Technology
QoTD
Inside A Mobile Device
Udayakumar Nalinasekaren
Dec 24, 2010
Mobile phones are categorized by their capabilities. The initial ones provided just voice communication capabilities along with very limited data communication (SMS) capabilities. Mobile phones obviously use wireless radio frequency to enable any communication. The ubiquitous availability of such radio channels combined with the ability of technology to pack more data within those channels have always limited the data communication capabilities of cellphones till date. Fortunately, these two resources continue to evolve.

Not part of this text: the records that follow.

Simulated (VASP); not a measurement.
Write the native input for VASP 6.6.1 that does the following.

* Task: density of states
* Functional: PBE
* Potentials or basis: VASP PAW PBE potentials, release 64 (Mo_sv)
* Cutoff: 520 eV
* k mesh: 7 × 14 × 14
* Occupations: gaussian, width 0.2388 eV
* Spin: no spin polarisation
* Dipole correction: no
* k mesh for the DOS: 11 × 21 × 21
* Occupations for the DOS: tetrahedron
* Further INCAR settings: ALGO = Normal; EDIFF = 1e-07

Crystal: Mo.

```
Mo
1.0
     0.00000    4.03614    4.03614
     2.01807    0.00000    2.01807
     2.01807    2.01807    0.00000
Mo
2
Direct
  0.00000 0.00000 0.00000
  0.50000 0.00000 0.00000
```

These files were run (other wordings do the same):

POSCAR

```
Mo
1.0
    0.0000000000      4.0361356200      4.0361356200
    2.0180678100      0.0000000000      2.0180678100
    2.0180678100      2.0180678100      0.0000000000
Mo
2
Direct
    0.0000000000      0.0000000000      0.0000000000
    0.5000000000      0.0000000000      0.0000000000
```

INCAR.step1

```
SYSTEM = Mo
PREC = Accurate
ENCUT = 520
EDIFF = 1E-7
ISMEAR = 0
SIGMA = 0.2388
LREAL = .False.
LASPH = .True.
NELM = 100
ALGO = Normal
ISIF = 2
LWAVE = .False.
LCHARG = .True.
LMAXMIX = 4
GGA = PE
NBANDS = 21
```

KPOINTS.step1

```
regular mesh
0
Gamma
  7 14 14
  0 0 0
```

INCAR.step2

The difference between a desktop phone and the mobile phone is the simple fact that the mobile phone has a small computer built inside. This is required because cellphones need to be lot more intelligent compared to their tethered desktop counterparts.
The cellphone always communicates with the nearest radio tower unlike the desktop ones whose co-ordinates remain fixed and always have a permanent physical connection to the nearest telephone exchange (or the switch). The mobile phone first needs to communicate your phone number to the currently connected radio tower so that calls to you can be correctly routed to that tower by the network. Also when you make a call from anywhere, the nearest tower can correctly identify who you are, determine what services are to be provided to you as per your subscription, identify you correctly to the called party and charge you correctly for the services provided. In addition, as a user moves from the range of one radio tower to another, the mobile phone needs to recognize this transition and switch radio towers seamlessly without interrupting an ongoing call. The cellphone therefore runs some complex communication protocols on its inbuilt computer when any communication is in progress.
However, the mobile phone computer is very different from the normal ones we see. The display has a small form factor and the exploratory creativity of the human mind initially just replicated the limited functionality desktop phone keypad as the keyboard on the cellphone. Being mobile, the power source to run the computer is its inbuilt battery. A computer means it has memory which is a power guzzler. The CPU also guzzles power whenever it does serious computing work. The radio transceiver consumes energy from the battery. The display consumes power. So does the audio circuit that drives the speaker and microphone for the voice call. It is evident that the stamina of the inbuilt battery determines the duration and intensity of computations that a cellphone can perform over and above the voice calls it supports. Now we understand why the initial cellphones looked and weighed like a brick.
Fortunately for us, human ingenuity and our insatiable desire to do things faster, better and cheaper eventually resulted in more powerful CPU, humongous amount of memory, and highly functional full color displays to be packed into a cellphone. This evolution is amazingly still in progress. As time travels, we see increasingly functional cellular phones at reducing prices. In parallel the cellular network is evolving to transfer increasing volumes of data at higher transfer speeds to and from your phone. Yet one needs to charge one's cellphone each night.